Detained immigrants have right to habeas corpus, SCC rules

Superior courts in Canada have jurisdiction in habeas corpus applications where immigration detainees have endured lengthy and indeterminate detentions, the Supreme Court of Canada ruled today in an appeal by the Ministry of Public Safety and Emergency Preparedness.

Detained immigrants have right to habeas corpus, SCC rules
Anthony Navaneelan is a staff lawyer at the Refugee Law Office and a member of the intervener Canadian Association of Refugee Lawyers.

Superior courts in Canada have jurisdiction in habeas corpus applications where immigration detainees have endured lengthy and indeterminate detentions, the Supreme Court of Canada ruled today in an appeal by the Ministry of Public Safety and Emergency Preparedness.

In Canada (Public Safety and Emergency Preparedness) v. Chhina, the majority of the Supreme Court found that the Immigration and Refugee Protection Act does not provide a review procedure that is at least as broad and advantageous as habeas corpus regarding the specific challenges to the legality of the detention raised by the respondent’s habeas corpus application. 

In today’s ruling, “I think the Supreme Court just wanted to make the statement that habeas corpus is not a discretionary remedy, it’s really an important part of our legal system,” says Nico Breed of Nota Bene Law Group Inc. in Calgary, who represented the respondent along with Barbara Jackman, Chris Reed and Farah Saleem.

The Supreme Court had previously established two limited exceptions to the availability of habeas corpus as a remedy to immigration detainees. First, a provincial superior court should decline jurisdiction in an application for habeas corpus where a prisoner is using the application to attack the legality of their conviction or sentence. Second, a provincial superior court should decline jurisdiction where the legislator has put in place “a complete, comprehensive and expert statutory scheme which provides for a review at least as broad as that available by way of habeas corpus and no less advantageous.”

The issue before the court in this case was whether the Alberta Court of Queen’s Bench had erred in declining its jurisdiction to entertain the respondent’s application for habeas corpus on the basis that the IRPA satisfies the second exception. In a 6-1 decision, the court decided that it did not.

“The parties do not contest that the statutory scheme set out in the IRPA provides a complete, comprehensive and expert procedure for the review of immigration matters generally,” Justice Andromache Karakatsanis wrote for the majority, with Chief Justice Richard Wagner and justices Michael Moldaver, Clément Gascon, Suzanne Côté and Russell Brown concurring.
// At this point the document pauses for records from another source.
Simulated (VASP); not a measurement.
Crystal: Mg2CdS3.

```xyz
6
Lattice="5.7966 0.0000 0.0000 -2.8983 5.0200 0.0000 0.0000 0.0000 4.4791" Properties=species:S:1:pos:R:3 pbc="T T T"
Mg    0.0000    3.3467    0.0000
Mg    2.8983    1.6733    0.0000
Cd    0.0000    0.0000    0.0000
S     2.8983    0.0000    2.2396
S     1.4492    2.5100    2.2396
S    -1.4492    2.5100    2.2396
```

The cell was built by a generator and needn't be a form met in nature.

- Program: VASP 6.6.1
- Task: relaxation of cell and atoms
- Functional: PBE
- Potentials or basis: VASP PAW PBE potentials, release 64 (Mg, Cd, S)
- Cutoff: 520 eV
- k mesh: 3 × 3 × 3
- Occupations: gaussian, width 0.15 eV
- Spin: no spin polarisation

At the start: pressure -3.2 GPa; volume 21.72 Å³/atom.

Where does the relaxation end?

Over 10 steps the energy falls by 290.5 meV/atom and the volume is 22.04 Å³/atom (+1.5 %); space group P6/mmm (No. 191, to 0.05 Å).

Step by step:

“What this case emphasizes, however, is that the determination of whether such a scheme is as broad and advantageous as habeas corpus must be considered with respect to the particular basis upon which the lawfulness of the detention is challenged.”

The respondent, Tusif Ur Rehman Chhina, arrived in Canada from Pakistan under another name in December 2006 and was granted refugee status, which was later vacated, owing to misrepresentations made in his refugee application and involvement in criminal activity. He was then placed in immigration detention pending deportation from Canada. 

The Immigration and Review Board held 12 reviews of Chhina’s immigration detention pending deportation from Canada and each time ordered continued detention. After 10 months, Chhina applied to the Court of Queen’s Bench of Alberta for a writ of habeas corpus on the grounds that his detention was lengthy and indeterminate and, therefore, illegal; his challenges were made under s. 7 and 9 of the Charter of Rights and Freedoms.

Chhina spent 13 months in a maximum-security facility in Alberta, in lockdown for 22 hours per day, as Alberta does not have specific immigration detention centres.

The Court of Queen’s Bench declined to exercise jurisdiction to hear the habeas corpus application; the Court of Appeal allowed an appeal and remitted the application to the Court of Queen’s Bench for a rehearing on its merits. Since that time, Chhina has been deported to Pakistan, so the appeal heard by the Supreme Court was on the legal issues in question.

In today’s decision, the majority of the Supreme Court found that the IRPA scheme fell short in three ways. “First, the onus in detention review under the IRPA is less advantageous to detainees than in habeas corpus proceedings,” Karakatsanis wrote. “Second, the scope of review before the Federal Courts is narrower than that of a provincial superior court’s consideration of a habeas corpus application. Third, habeas corpus provides a more timely remedy than that afforded by judicial review.”

In dissenting reasons, Justice Rosalie Abella found that If the IRPA is interpreted properly, it does offer as generous a regime as does a habeas corpus application.

“I sympathize a bit with her dissent,” Anthony Navaneelan, a staff lawyer at the Refugee Law Office in Toronto and a member of the intervener Canadian Association of Refugee Lawyers, told Legal Feeds. He agrees that the Immigration Division should be able to look at all conditions of detention, which in today’s ruling the majority of the court found was beyond the scope of its normal review.

However, in habeas applications, “the burden is squarely on the government, not the applicant,” he says. Under IRPA, length of detention is just one factor to be considered, whereas in habeas applications, “if detention is considered to be lengthy and indeterminate, [the detainee] will almost certainly be released.”

Breed, who represented the respondent, calls the decision “extremely important for those lengthy detainees, where they struggle every month to get released, the case is not moving forward” and can now apply to superior courts for habeas corpus.

It’s also important that the Supreme Court found that “the Immigration Division does not have jurisdiction to look at conditions of detention,” but that the superior court judges can look at those. “I am very happy about that,” in part because in Calgary, and Alberta, immigration detention centres do not exist, and “my client was kept with criminals in high-security detention. He was only allowed out for an hour and a half per day. A detainee can now use habeas corpus to say this is not acceptable and reasonable.”

The most important aspect of the decision “is that habeas corpus is a fundamental right enshrined in the Charter, and it is now available to immigration detainees all over the country,” says Breed. Ontario courts have already been allowing habeas corpus applications since the 1989 appellate court decision in Peiroo v. Canada (Minister of Employment and Immigration) that established the second exception to habeas corpus applications in immigration detention cases.

“Now the Supreme Court has said ‘this is enshrined in our law and is available to immigration detainees,’” Breed says.